Tags: aung san suu kyi | ethnic | cleansing | myanmar

Aung San Suu Kyi: Ethnic Cleansing Not What She Sees Happening in Myanmar

Image: Aung San Suu Kyi: Ethnic Cleansing Not What She Sees Happening in Myanmar

Aung San Suu Kyi  (AUNG HTET/AFP/Getty Images)

By    |   Friday, 07 Apr 2017 05:45 AM

Aung San Suu Kyi denied ethnic cleansing was taking place in Myanmar against the minority Rohingya Muslim population, calling the term "too strong" for what is happening there, reported the BBC News.

Suu Kyi, the de facto leader of Myanmar and a Nobel Peace Prize winner, said in an exclusive interview that the country would welcome any Rohingya while acknowledging challenges with them in the Rakhine state, where most live.

"I don't think there is ethnic cleansing going on," said Suu Kyi. "I think ethnic cleansing is too strong an expression to use for what is happening. I think there is a lot of hostility there – it is Muslims killing Muslims as well, if they think they are cooperating with the authorities."

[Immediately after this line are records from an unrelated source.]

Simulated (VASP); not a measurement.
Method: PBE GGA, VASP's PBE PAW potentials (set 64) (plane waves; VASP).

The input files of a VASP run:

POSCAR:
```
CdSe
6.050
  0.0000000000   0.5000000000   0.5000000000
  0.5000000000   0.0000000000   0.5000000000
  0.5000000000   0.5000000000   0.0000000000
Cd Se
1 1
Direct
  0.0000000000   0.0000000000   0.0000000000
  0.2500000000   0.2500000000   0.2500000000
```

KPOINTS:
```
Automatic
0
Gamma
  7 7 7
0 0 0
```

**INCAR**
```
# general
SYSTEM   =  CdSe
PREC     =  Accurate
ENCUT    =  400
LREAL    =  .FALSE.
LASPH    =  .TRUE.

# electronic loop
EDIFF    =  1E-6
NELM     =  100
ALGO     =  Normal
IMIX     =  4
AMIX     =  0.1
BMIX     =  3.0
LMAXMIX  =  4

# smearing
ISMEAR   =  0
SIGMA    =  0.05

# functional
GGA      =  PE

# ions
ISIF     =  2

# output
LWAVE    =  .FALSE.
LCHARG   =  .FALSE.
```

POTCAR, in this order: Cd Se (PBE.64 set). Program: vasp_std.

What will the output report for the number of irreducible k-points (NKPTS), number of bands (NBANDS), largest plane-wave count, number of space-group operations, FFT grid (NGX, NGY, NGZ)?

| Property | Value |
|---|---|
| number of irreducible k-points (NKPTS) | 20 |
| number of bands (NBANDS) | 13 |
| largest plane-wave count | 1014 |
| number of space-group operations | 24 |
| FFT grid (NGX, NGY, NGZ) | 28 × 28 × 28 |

"It is not just a matter of ethnic cleansing as you put it , it is a matter of people on different sides of the divide, and this divide we are trying to close up."

Thousands of Muslims have left the northern Rakhine state, leaving behind violence that United Nations special rapporteur Yanghee Lee has called "crimes against humanity," according to CNN.

"When there's 77,000 people running away from their home towns, leaving everything ... the international community should really step up to the plate," said Lee.

"What really struck me was when old men started to break down in tears in front of me and sob. (They were) telling me they've seen their whole family killed in front of their eyes."

A UN report in February charged there were documented mass gang rapes, killings, including of babies and young children, brutal beatings, disappearances, and other human rights violations by the country's security forces.

"The devastating cruelty to which these Rohingya children have been subjected is unbearable – what kind of hatred could make a man stab a baby crying out for his mother's milk," said UN High Commissioner for Human Rights Zeid Ra'ad Al Hussein.

"And for the mother to witness this murder while she is being gang-raped by the very security forces who should be protecting her."

The BBC News said the Rohingya cannot get citizenship in Myanmar and are viewed as illegal immigrants from Bangladesh.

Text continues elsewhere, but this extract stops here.